Most of the material in this concert comes from songs from the Black Album and later. I would have liked to see a bit more variety in their song selection as there are plenty of songs from their past that almost naturally lend themselves to orchestration. Even a tune off of Kill ‘Em All would have been an interesting attempt.

Just for fun, here are some songs I would have liked to see them attempt with the orchestra: “Fade To Black”, “Orion”, “Welcome Home (Sanitarium)”, “…And Justice For All”, and “The Unforgiven”.
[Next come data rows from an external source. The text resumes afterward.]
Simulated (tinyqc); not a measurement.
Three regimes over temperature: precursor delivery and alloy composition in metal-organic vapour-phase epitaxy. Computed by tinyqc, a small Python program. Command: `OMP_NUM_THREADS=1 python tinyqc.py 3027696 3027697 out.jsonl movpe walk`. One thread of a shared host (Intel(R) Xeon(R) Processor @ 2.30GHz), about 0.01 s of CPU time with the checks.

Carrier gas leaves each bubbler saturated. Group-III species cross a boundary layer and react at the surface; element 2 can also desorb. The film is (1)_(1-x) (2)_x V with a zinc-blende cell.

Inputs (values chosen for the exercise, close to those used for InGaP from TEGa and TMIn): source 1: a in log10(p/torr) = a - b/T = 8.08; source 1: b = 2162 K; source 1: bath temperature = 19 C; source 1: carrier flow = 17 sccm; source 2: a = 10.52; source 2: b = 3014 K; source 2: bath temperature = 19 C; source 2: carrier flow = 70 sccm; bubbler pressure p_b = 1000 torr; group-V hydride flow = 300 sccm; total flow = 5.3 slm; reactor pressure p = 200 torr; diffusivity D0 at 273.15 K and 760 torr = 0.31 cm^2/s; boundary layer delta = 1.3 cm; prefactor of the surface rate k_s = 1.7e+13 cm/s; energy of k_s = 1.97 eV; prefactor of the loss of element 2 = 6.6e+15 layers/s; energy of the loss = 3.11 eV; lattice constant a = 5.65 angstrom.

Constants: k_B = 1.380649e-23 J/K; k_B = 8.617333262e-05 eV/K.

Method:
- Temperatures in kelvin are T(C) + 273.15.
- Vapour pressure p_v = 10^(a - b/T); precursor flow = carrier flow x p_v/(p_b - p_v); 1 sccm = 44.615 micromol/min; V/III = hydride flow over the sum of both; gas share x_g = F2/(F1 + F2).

Although not the first rock/metal band to perform with an orchestra, Metallica often gets credit for starting a trend for rock bands to collaborate with an orchestra. However, much of the credit for the success of S&M should be given to conductor Michael Kamen. He was the one who spearheaded the project by taking an interest in Metallica’s music and proposing that they further collaborate (he did some arranging in 1991 on “Nothing Else Matters”). His arrangements on the two previously unreleased songs, “No Leaf Clover” and “- Human”, give both songs a strong identity. It would have been interesting to hear an entire album or an EP with all new material, because the collaboration certainly had potential.

As a whole, I’d say this is a good Metallica release. The performance by all involved is good and it’s shot well. However, it would be a stretch to call this essential Metal(lica).